11:57 Mon Nov 09, 2020
Election Polls, Plinko, and Weather Forecasting
Like many people in the United States this past week, I spent my evenings watching election results come in. One of the striking things about this election as well as elections in recent years, was the stark contrast between the predicted results and then what actually happened.
A consistent question that has seemed to come up in this election as well as previous years is “How could the polls be so wrong?”. As a weather forecaster, this question seems all too familiar, and any seasoned meteorologist can generally tell you a few things about the discrepancies between forecast models and the resulting weather conditions.
Being familiar with the general concept of complex systems and deterministic forecasting, the inherent challenges are clear. Yesterday and today, as I prepare the higher summits forecast, I reflect on the similarities between the two environments. I say this as someone with admittedly little familiarity with political forecasting and how prediction polls are compiled, but I understand the concept of modelling complex systems, and it's here where I see some compelling similarities.
A big part of the challenge in modelling is trying to replicate what we describe as a chaotic system. Chaotic systems are those where we perhaps understand the basic interactions, but where describing the flow of the system on the whole becomes complex and difficult to predict. When we try to replicate these systems with a model, they exhibit a hypersensitivity to the initial conditions. Essentially, the farther we get from the real time data, the greater the discrepancy in our ability to forecast the system as a whole.
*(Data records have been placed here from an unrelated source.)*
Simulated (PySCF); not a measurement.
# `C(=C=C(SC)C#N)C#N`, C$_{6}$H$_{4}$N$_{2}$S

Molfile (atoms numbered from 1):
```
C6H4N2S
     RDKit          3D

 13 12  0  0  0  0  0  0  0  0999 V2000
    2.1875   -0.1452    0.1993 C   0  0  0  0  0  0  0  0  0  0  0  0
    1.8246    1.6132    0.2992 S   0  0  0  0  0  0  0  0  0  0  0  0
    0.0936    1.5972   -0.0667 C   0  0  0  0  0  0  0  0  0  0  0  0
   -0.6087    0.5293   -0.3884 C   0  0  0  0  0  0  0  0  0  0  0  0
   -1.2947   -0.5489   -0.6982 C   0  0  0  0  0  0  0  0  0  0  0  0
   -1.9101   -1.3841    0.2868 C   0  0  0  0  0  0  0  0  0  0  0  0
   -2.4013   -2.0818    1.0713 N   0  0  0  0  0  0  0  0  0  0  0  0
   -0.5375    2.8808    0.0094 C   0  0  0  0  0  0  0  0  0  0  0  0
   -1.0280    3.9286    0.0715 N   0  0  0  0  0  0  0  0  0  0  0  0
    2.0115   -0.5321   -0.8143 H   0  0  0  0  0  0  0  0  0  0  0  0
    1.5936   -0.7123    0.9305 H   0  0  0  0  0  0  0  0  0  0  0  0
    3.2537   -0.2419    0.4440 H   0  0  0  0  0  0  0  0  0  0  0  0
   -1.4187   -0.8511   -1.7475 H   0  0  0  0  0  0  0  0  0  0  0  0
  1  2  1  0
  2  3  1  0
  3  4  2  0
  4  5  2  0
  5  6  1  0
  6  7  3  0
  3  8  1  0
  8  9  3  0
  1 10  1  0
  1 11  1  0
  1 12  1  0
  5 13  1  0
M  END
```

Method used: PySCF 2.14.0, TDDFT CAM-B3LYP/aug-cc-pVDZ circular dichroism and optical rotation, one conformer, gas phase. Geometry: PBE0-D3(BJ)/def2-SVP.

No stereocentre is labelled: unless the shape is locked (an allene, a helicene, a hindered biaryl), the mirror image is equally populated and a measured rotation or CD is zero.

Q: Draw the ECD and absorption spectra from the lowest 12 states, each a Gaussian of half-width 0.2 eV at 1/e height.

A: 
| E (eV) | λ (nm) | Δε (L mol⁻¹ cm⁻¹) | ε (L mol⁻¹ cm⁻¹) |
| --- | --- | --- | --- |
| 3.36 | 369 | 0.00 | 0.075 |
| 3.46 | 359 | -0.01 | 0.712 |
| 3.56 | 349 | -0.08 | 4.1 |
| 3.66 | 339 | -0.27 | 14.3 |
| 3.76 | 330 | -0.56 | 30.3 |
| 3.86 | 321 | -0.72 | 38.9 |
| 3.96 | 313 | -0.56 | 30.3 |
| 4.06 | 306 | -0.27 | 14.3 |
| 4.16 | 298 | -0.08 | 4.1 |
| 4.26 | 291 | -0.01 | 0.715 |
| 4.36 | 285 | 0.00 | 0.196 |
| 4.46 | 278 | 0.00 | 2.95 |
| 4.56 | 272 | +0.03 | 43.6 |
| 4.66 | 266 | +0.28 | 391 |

Take for example, the classic carnival (and price is right) game, plinko. We know that by dropping the ball into the labyrinth, when the ball hits a peg, it will go one of two ways. Sounds simple enough, right? But as we start to observe the trajectory of the ball, we find that a ball dropped in approximately the same spot will exhibit a wide range of different paths through the labyrinth. We understand that when the ball hits a peg, two potential outcomes occur, with the ball falling to one side or the other. Despite this basic determinism, as we continue to play plinko, we notice that the trajectory of the ball exhibits hypersensitivity to the initial conditions, a sensitivity that becomes more and more pronounced as the ball navigates the labyrinth.
Nate Iannuccillo, Weather Observer/Education Specialist
Modelling plinko runs in ensemble style...
We can see how the trajectories begin with a fair degree of certainty, but with time, that certainty disintegrates, yielding a large uncertainty.
Modelling complex systems exhibit similar mathematical behavior, and weather models are no exception. Common examples of this are ensemble forecasts from hurricane models.
More recently, we can see a “spaghetti model” showing potential trajectories for Hurricane Eta from about a week ago. The storm is currently active off the southern tip of Florida.
Notice how the trajectories diverge and gain uncertainty with time.
Weather models, unlike our relatively simple plinko game, use a complex network of equations and parameterizations that attempt to replicate the dynamics of our atmosphere. Many large-scale models are fueled by some of the most powerful supercomputers in the world, and these models incorporate a large amount of in situ data that’s used in conjunction with the model physics and parameterizations to try to replicate our weather at a high resolution.
This conceptual knowledge is important to the human forecaster who is constantly trying to interpret the model outputs and communicate their uncertainty. Understanding this basic idea helps to clarify why forecasters are always trying to look at the most recent model runs, because we can see how uncertainty increases as we get further and further from the model’s initialization.
As a weather forecaster myself, I’m constantly looking at model outputs at work, so when I see the election polls and analysis, I find myself asking very similar questions about how political situations are being modelled. In politics, we see a network of voters, subject to categorical choices where decisions are made from complex array of variables. From here, I draw my questions... What type of data is being used to initialize this model? What exactly are the model physics and parameters when trying to replicate something as frivolous and whimsical as the human mind?
I recognize that these questions have tangible answers that lie outside the current scope of my knowledge, and I’m aware of this because of some basic conceptual knowledge of modelling. This allows me to recognize that even with something that seems fluid and unpredictable like an election, scientists of a different nature are at work sculpting a physics out of human voting tendencies.
With this in mind, I wonder where the limitations lie in election forecasts. In weather models, while our knowledge of the physics is improving, with models certainly getting updated and adjusted now and again, weather models are largely limited by computing power; our ability to account for and compile the smallest details in our complex earth system to a high resolution.
With election forecasting, I wonder if this is the case, or if we are somehow missing something in terms of the “physics” that I refer to. All models have their limitations and uncertainties, and I find myself trying my best to interpret and understand them, both in meteorology and politics alike.